Richard Flood, who served as chief curator of Manhattan’s New Museum for five years, died on Sunday, February 16, at the age of 81. The news of his passing was announced by the museum.
“Richard had a distinguished career as a gifted curator and critic and was beloved by many,” New Museum Director Lisa Phillips told Hyperallergic. “He was one of a kind: curious, funny, and extremely well-read. He had a keen eye and a sharp wit. We loved him as a colleague and friend, and he will be dearly missed.”
Flood joined the New Museum in 2005 as chief curator and became director of special projects and curator at large in 2010 before retiring in 2019. Previously, Flood had spent nine years as chief curator of the Walker Art Center in Minneapolis and worked as managing editor of Artforum, director of Barbara Gladstone Gallery, and curator at MoMA PS1. In 2017, he published a collection of essays from his 40-year career as a writer and critic, titled Richard Flood: Notes From The Playground.
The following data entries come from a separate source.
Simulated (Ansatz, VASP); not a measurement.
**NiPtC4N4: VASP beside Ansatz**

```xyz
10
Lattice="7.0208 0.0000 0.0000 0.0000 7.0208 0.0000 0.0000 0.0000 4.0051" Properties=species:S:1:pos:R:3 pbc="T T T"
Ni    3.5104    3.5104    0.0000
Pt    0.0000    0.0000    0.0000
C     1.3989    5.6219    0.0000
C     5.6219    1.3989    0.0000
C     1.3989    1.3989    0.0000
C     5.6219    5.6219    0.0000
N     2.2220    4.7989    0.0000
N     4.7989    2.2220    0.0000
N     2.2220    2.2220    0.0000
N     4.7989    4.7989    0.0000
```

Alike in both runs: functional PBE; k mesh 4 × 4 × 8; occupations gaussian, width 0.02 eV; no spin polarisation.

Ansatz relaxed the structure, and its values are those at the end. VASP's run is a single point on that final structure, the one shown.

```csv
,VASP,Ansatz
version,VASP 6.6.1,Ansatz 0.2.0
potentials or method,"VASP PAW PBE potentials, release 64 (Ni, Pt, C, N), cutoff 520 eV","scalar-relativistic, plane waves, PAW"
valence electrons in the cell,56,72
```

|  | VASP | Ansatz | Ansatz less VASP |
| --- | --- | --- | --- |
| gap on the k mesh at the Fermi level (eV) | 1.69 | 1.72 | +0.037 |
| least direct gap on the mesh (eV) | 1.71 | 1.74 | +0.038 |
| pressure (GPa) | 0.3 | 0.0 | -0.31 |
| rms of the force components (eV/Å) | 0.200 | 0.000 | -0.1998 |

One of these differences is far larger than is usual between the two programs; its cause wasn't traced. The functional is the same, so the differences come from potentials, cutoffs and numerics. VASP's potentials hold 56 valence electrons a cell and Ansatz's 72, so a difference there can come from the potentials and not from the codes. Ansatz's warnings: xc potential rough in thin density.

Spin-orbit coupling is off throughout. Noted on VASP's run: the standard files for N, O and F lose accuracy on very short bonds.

His first group exhibition at the Walker Art Center was “Brilliant!” New Art from London, a survey of 22 emerging British artists that was celebrated by the Independent as a highlight of the 1995 art season.
In 2007, Flood curated the New Museum’s inaugural show at its 235 Bowery location, Unmonumental: The Object in the 21st Century, along with Massimiliano Gioni and Laura Hoptman, featuring 80 contemporary artworks exploring the parallel practices of sculpture and collage. He would go on to curate numerous other exhibitions during his tenure at the museum, including Double Album: Daniel Guzman and Stephen Shearer (2008), featuring works that tackled rock culture and self-portraiture; Rivane Neuenschwander: A Day Like Any Other (2010), which examined the artist’s contributions to Brazilian Conceptualism; and The Last Newspaper (2010–2011), with works incorporating newspapers from as early as the 1960s.
Fellow curator and mentee Corinne Erni, who worked with Flood at the New Museum from 2010 to 2015, told Hyperallergic that Flood’s passing is “a big loss to the art community.”
“Endlessly curious, Richard was a brilliant curator and writer, and an unconventional thinker with a great sense of humor,” said Erni, now chief curator of Art and Education at the Parrish Art Museum in Long Island.
Flood was a founding member of the New Museum’s IdeasCity, a free public initiative launched in 2011 that brought together artists, environmental activists, and poets over a series of festivals in New York City and New Orleans.
“For me, the biggest deal is making sure that the younger generation gets involved in positive ways and that somebody is helping them,” Flood said in a 2021 interview with the Creative Process podcast.
Flood also contributed to the establishment of the International Leadership Council, a global ambassador program that supports the New Museum’s programs and exhibitions.
“We shared a tremendous excitement about bringing together creatives from different disciplines in conferences, public art commissions, and street festivals to generate new networks, synergies, and propositions for urban living in New York, Istanbul, and São Paulo,” Erni said. “Richard will live on in all of those who participated.”